Simplifying the recycling of permanent magnets
September 2, 2015
The Fraunhofer Institute for Silicate Research ISC, based in Alzenau, Germany, has reported a new, simplified process route for the recycling of permanent magnets that is claimed to enable the fast and cost-effective recycling of the rare earth elements neodymium and dysprosium.
Currently, methods of recycling permanent magnets involve extracting the rare earth elements from the magnet in a laborious and expensive process. The scientists of the Fraunhofer Project Group for Materials Recycling and Resource Strategies IWKS in Alzenau and Hanau of the Fraunhofer Institute for Silicate Research ISC are now pursuing a different approach. “Instead of trying to regain each individual type of rare earth, we focus on recycling the entire material, meaning the complete magnet – and this in only a few steps,” stated Oliver Diehl, a scientist in the Project Group IWKS. “This process is much easier and more efficient, because the composition of the material is already almost as it should be.”
The new recycling method utilises the melt spinning process, also known as rapid solidification, where researchers begin by melting the magnet. The liquefied material, heated to more than 1000°C, is directed via a nozzle onto a water-cooled copper wheel that rotates at a speed of 10 to 35 metres per second. As soon as the melted droplet comes into contact with the copper, it transfers its heat to the metal within fractions of a second and solidifies into flakes.
If the melted material was allowed to solidify in the normal way the atoms would line up in rows, in a crystal lattice. In the melt spinning procedure, however, crystallisation is avoided with either an amorphous structure being formed in which the atoms are completely irregularly arranged, or a nanocrystalline structure in which the atoms arrange themselves in nanometer-sized grains to form a crystalline structure.
The advantage is that the grain sizes – meaning the areas with the same crystalline structure – can be specifically varied and can be used to change the properties of the permanent magnet. In a further step, the researchers mill the flakes into a powder, which can then be further processed. “We press it into its final shape,” Diehl added.

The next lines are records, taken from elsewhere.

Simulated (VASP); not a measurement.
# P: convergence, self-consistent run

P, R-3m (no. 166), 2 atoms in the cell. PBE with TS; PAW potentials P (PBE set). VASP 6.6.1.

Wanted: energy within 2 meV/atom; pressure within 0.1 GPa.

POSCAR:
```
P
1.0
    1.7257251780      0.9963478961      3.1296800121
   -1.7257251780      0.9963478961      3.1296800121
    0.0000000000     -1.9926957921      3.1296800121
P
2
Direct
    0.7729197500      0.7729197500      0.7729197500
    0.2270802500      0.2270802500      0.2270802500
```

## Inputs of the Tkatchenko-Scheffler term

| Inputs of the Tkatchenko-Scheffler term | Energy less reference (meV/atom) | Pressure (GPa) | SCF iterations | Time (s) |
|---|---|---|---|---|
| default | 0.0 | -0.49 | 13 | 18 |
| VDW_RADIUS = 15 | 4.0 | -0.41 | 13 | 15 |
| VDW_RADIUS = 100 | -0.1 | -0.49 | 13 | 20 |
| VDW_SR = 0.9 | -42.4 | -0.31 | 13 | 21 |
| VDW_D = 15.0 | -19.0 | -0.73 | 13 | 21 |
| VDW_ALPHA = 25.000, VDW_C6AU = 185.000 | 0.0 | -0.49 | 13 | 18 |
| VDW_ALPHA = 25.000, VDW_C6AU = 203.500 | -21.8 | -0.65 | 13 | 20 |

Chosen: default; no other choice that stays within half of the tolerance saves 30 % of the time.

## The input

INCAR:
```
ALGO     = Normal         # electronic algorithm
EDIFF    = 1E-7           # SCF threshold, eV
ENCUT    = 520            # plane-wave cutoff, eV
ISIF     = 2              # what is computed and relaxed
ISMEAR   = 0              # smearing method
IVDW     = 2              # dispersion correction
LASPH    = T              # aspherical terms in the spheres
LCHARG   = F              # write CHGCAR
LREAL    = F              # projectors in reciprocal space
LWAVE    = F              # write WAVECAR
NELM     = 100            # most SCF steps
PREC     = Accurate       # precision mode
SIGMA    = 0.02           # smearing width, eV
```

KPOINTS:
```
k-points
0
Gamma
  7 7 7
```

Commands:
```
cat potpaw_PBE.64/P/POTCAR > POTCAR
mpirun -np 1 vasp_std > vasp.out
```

A demonstration plant has already been established. “The demo system can process up to half a kilogram of molten material and is somewhere between a lab and a large-scale plant,” stated Diehl. The researchers are now optimising the properties of the recycled magnets by varying the melt spinning process – such as the speed of the copper wheel or the temperature of the melted material during the rapid solidification process. Both influence the cooling rate and consequentially also the crystalline structure of the solidified material.